I was afraid this book would go down the path of so many other historical novels where the tone tends to be preachy or worse white-washed. This novel, thankfully, is none of that. This is the story of Paul Logan, a son of a former slave and white man.
This story isn't simply about life after the Civil War and the racial conflicts that arose. This is Paul Logan's story and the many challenges he faced in order to gain personal achievement. Taylor did a wonderful job of weaving in historical accuracy with compassion and grace. There are times you will cringe when you read about how Caucasians treated all minorities in general, be they biracial or otherwise. There are racial slurs, but like the author explained, within its context, the words were needed to preserve what truly was a horrifying time in American history.
Paul Logan's story begins from the time he is a boy and is bullied by a young black boy named Mitchell, who would later on become a dear friend. There are terrible lessons to be learned about what it meant to be black and the obstacles and lack of opportunities they faced. Taylor does not downplay the random violence that many black people faced and the racial injustices they faced collectively.
Once Paul Logan becomes an adult you are pained to learn that he has learned not to trust white men and not to become beholden to them even if they offer their help. It's a horrible lesson he had to learn, with a bittersweet background that led him to that particular personal philosophy.

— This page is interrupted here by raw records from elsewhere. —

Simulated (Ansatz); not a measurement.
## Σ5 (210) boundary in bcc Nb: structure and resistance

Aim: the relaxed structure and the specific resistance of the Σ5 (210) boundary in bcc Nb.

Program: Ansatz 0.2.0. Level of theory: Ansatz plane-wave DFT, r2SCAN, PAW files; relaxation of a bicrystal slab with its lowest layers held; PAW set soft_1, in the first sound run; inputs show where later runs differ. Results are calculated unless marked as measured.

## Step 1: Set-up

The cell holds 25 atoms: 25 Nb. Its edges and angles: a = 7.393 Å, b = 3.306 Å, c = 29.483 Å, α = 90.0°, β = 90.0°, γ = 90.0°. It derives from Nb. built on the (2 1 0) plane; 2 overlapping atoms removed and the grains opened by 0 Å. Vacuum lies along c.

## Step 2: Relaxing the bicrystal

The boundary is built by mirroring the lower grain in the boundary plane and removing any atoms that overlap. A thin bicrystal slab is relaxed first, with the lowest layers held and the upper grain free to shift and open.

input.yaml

There is romance in the book, though sweet and short.
Paul Logan's journey was transformational; the challenges he went through in order to achieve his goal, land in this instance, made the overall reading experience enjoyable and the ending was absolutely perfect. It was not a sugary sweet "happily ever after," and once you learn how much Taylor extracted from her family history to write this novel the characters and story become that much more alive and powerful.